One detail that surprised me: the data wasn’t in the file until I ran CHECKPOINT. Before that, it only existed in memory. CHECKPOINT flushes everything to disk.
work_mem and the spill problem
There’s one more piece of the memory puzzle: work_mem. This is the memory Postgres allocates per operation for things like sorts, hash joins, and hash aggregations.
Ours was set to 8MB. If a sort result doesn’t fit in 8MB, Postgres creates temporary files on disk. That’s additional I/O - and those temp file reads and writes also go through the same path: kernel, page cache, maybe disk.
A small work_mem means more sorts spill to disk. A large work_mem means each query operation eats more memory - and if you have many concurrent queries, the total memory consumed can push out shared buffers or page cache. It’s all the same RAM.
The cache hit ratio
Our overall cache hit ratio was ~78%, measured at the shared buffers level:
SELECT
sum(heap_blks_read) as heap_read,
sum(heap_blks_hit) as heap_hit,
sum(heap_blks_hit)::float / nullif(sum(heap_blks_hit) + sum(heap_blks_read), 0) as ratio
FROM pg_statio_user_tables;
- 0.784
But this number is misleading if you don’t understand the layers. pg_statio_user_tables counts shared buffer hits vs shared buffer misses. A “miss” here means Postgres asked the OS for the page - but the OS might still serve it from page cache. So the 78% is the Postgres-level hit ratio, not the actual “went to disk” ratio.
The real disk read ratio is lower - some of those 22% “misses” were served from page cache without any I/O. But during the overnight schedulers, when the working set exceeded both caches, the actual disk reads spiked hard.
What was actually killing us
The table at the center of this is a large one. 46.7GB heap + TOAST, 28.1GB in indexes. Peaks of 4000 updates per minute. It stores lead data with large JSONB columns.

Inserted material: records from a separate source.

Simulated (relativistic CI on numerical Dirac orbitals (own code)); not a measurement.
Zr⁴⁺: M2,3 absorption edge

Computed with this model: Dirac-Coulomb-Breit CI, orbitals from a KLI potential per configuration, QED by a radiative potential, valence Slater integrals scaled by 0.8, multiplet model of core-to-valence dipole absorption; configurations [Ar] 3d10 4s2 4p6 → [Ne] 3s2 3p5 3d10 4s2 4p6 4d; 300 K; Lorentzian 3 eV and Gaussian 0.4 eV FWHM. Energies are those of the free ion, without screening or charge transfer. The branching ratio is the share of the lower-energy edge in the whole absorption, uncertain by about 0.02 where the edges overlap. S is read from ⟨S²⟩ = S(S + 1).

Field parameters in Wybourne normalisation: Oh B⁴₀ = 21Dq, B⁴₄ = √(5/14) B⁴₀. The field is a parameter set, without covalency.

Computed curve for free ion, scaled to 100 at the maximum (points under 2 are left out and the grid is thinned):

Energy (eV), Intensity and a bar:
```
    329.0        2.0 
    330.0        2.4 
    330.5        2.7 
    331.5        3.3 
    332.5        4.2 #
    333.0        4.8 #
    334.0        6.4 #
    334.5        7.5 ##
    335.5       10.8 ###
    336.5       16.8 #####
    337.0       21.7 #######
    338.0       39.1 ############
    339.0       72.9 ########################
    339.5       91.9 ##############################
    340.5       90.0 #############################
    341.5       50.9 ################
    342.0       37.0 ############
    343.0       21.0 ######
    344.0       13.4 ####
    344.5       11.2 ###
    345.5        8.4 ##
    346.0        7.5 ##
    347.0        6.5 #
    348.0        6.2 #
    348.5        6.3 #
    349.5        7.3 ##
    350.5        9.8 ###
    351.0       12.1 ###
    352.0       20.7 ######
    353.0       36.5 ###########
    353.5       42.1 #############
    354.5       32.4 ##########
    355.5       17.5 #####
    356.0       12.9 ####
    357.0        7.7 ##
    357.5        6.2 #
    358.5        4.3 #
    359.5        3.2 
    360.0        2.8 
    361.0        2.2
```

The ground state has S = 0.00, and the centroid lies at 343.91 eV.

I found two query patterns doing most of the IOPS damage. Both follow the exact same pathology: filter by account_id using an index, then apply JSONB filters and other conditions after fetching the rows from disk.
The EXPLAIN ANALYZE
Here’s a representative sample:
Index Scan using idx_account_id on leads
Filter: ((some_column IS NULL) AND (jsonb_condition))
Index Cond: (account_id = 4939)
Rows Removed by Filter: 39811
Buffers: shared hit=10871 read=27841 dirtied=3
I/O Timings: shared/local read=13838.335
39,811 rows fetched from disk. All discarded by the filter. Zero rows returned.
Let’s do the math. 27,841 block reads × 8KB per block = ~217MB read from disk. In 14 seconds of execution. That’s ~1,989 IOPS from a single query that returned nothing.
The second pattern was similar: 12,071 rows fetched and discarded, ~107MB from disk, ~1,944 IOPS. Also zero rows returned.
Two layers of disk access
Reading from an index is also a disk read. The B-tree index itself lives on disk (or in cache, if you’re lucky). Postgres first traverses the index pages to find the row pointers, and then follows those pointers to the heap to fetch the actual rows.
So the access pattern is: read index pages → get a list of row locations → read heap pages at those locations. Two rounds of I/O. And the heap fetches are essentially random - the rows for a given account_id are scattered across the table, especially in a table with thousands of updates per minute where MVCC keeps creating new tuples in different pages. The index tells Postgres where the rows are, but “where” can mean thousands of different pages spread across a 46GB table.
The root cause
Both queries used a plain B-tree index on account_id. Nothing else.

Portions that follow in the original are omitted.